But what exactly does ‘Second Reading’ mean?

The purpose of Second Reading is to allow the bill’s sponsor to speak to the merits of the bill, followed by the opinions of critics from one or more opposition parties.

It’s the third of nine steps every bill must go through to become law.

Once the bill is adopted at second reading, it is referred to committee for further study and possible amendments.


A Legislative Primer

A bill can become law only once the same text has been approved by both Houses of Parliament and has received royal assent.[ii]

Notice and placement on the Order Paper

The introduction of any public bill requires 48 hours’ written notice. The day after it appears on the Notice Paper, the title of the bill will appear in the Order Paper and it is ready for introduction in the House.

Introduction and first reading

Bills are introduced during Routine Proceedings. If it is a private member’s bill, the sponsor may provide a brief explanation.

Second reading and referral to a committee

The second reading stage of the legislative process provides an opportunity to participate in debate on the general scope and principle of the bill. Once the bill is adopted at second reading, it is referred to committee for further scrutiny.

Consideration in committee

The role of the committee is to review the text of the bill and to approve or modify it. Committees may invite witnesses to appear, present their views and answer questions.

Afterwards, the committee proceeds to clause-by-clause consideration of the bill, at which point members may propose amendments.

Once all the parts of the bill have been considered and adopted with or without amendments, the committee votes on the bill as a whole and the Chair reports the bill to the House.

Report stage

Report stage allows members to propose motions to amend the text of the bill. Debate at report stage occurs only when amendments are proposed. The debate focuses on these amendments rather than on the bill as a whole. The Speaker selects and groups amendments for debate, ensuring that report stage is not a repetition of the consideration in committee.

Third reading and adoption

Debate at third reading focuses on the final form of the bill. Once the motion for third reading has been adopted, the bill is sent to the Senate.

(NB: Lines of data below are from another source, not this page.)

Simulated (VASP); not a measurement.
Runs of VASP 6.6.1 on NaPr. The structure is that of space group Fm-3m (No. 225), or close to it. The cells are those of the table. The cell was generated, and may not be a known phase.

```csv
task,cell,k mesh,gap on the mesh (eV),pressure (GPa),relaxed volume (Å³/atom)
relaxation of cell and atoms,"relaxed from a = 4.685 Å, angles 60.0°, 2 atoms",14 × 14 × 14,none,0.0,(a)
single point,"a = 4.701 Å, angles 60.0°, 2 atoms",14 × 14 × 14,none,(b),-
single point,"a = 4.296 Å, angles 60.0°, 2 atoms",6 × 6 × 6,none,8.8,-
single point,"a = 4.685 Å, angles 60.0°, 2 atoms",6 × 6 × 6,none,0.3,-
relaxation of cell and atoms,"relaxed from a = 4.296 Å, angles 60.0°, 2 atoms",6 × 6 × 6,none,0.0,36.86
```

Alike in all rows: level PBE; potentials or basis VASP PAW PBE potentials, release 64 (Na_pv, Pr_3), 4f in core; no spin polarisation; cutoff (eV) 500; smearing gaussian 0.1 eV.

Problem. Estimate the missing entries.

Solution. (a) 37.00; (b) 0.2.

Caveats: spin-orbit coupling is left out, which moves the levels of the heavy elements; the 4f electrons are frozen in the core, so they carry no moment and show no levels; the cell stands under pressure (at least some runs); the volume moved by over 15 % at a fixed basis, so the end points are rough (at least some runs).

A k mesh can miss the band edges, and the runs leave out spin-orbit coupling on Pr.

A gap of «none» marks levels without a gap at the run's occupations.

Consideration and passage by the Senate

The Senate follows a legislative process very similar to the one in the House of Commons. The Senate may also suggest amendments to the bill. If so, both Houses must agree on the same version of the bill before it can receive royal assent.

In cases where the Senate adopts a bill without amendment, a message is sent to the House of Commons and the bill receives royal assent thereafter.

Royal Assent

Approval by the Governor General or another designated representative of the Crown is required for a bill to become law once it has been passed by both Houses in identical form.

Coming into force

Once a bill has been granted royal assent it becomes law and comes into force on that day, unless the act provides otherwise. All or part of the act may come into force on a day identified in the act, or on a day to be fixed by an order of the Governor in Council.

We hope this brief overview of the legislative process is helpful.


In Closing

Bill C-21 is Minister Bill Blair’s attempt to codify his Firearms Confiscation Compensation Scheme into law – except it does no such thing.

Notably, neither does the Liberal government’s first budget in over two years, a failure which lends credence to CSSA’s belief that Bill Blair has no intention of offering compensation to firearm owners.